The search for a new president of South Carolina’s flagship university has been bungled from the start.
When the University of South Carolina named its four finalists in the spring, it looked like the list had been tailored to ensure that former West Point Superintendent Robert Caslen would be selected. We don’t know whether that was the intention of the search committee or of the search firm or an incorrect impression, but such deck-stacking on anyone’s part would be entirely inappropriate. And if the deck wasn’t stacked, the university needed to demonstrate that it wasn’t. It didn’t do that.
The lack of a doctoral degree shouldn’t immediately disqualify someone from serving as USC president, but it does raise questions, and Mr. Caslen and his supporters needed to make a strong public case from the outset for why his experience was more important than this standard qualification. They didn’t.
On top of that, an Army general isn’t likely to go over well on any liberal arts campus today, and Mr. Caslen’s lack of care in choosing his words when discussing sexual assault, diversity and other sensitive topics made it easy for critics to twist his meaning and whip up a fury on social media. Which of course they did.
We thought the missteps had culminated in the decision by the USC Board of Trustees to reopen the search process as about a hundred students protested outside the closed-door meeting where it was expected to offer the position to Mr. Caslen.
Clearly that was an awful situation. Even if the problem was simply that some trustees insisted on a more traditional president and some of Mr. Caslen’s supporters were unwilling to select a president without unanimous or at least overwhelming trustee support, it looked to all the world as though a small group of too-sensitive protesters had cowed the board into submission.

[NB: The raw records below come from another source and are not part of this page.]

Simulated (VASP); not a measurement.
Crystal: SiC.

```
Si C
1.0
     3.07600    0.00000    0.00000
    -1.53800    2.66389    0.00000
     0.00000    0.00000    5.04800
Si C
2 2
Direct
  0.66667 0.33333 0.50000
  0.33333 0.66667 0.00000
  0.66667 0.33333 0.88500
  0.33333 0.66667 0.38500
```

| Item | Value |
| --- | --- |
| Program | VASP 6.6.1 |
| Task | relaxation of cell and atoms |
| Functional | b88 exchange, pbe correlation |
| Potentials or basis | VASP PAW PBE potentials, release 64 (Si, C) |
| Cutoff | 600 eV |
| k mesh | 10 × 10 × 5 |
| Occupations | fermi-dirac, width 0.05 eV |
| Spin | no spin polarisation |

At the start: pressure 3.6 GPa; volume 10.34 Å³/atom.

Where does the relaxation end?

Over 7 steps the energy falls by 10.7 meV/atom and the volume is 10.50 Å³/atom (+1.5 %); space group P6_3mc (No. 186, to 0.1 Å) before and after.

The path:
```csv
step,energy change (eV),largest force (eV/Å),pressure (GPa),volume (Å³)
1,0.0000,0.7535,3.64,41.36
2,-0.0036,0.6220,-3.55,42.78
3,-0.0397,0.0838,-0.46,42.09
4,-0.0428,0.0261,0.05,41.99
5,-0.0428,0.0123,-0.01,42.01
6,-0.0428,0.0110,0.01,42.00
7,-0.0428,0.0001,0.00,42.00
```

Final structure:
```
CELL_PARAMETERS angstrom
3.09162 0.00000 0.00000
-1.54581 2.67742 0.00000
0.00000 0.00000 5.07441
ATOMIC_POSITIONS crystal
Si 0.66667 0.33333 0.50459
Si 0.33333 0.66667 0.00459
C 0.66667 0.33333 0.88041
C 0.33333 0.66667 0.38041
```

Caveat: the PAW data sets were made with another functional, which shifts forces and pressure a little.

We understand the concerns that this whole mess could make good candidates unwilling to subject themselves to what looks like a whimsical board that allowed its decisions to be dictated by protests — particularly since the emotional center of those protests seemed to be deliberate distortions.
But we worry that Gov. Henry McMaster’s attempt to tidy up the situation by pushing trustees to meet Friday to select Mr. Caslen will make a bad situation even worse. Even though the governor has no official power over trustees, and even though state law gives governors the (unexercised) power to chair the USC board, Mr. McMaster’s intervention has the potential to transform the emerging image of USC from one where presidential candidates have to bow to the whims of protesters into one where the politicians dictate how the school is run. To make matters worse, critics speculate that Mr. McMaster is pushing Mr. Caslen’s resurrection because President Donald Trump is a fan. There is no evidence to support this speculation, but in a world where a handful of Twitterers can upend a university’s presidential search, such speculation can do lasting damage of its own.
And for what good? Even if Mr. McMaster convinces the trustees to hire Mr. Caslen, the new president will start off in a hole. He’ll have to spend energy otherwise devoted to improving the university to instead winning the trust of trustees, who normally would start off behind a new president. He’ll face the widespread belief that his appointment was politicized. And that’s not to mention the student protesters, who will feel even more aggrieved after what they had thought was a victory in the spring.
Unless a strong majority of the trustees has become convinced that Mr. Caslen is the best president for USC, we don’t see a good ending for this. The best solution we can imagine is for the university to go forward with a new search process that is not stacked to favor anyone, and to do everything it can to avoid botching the search this time.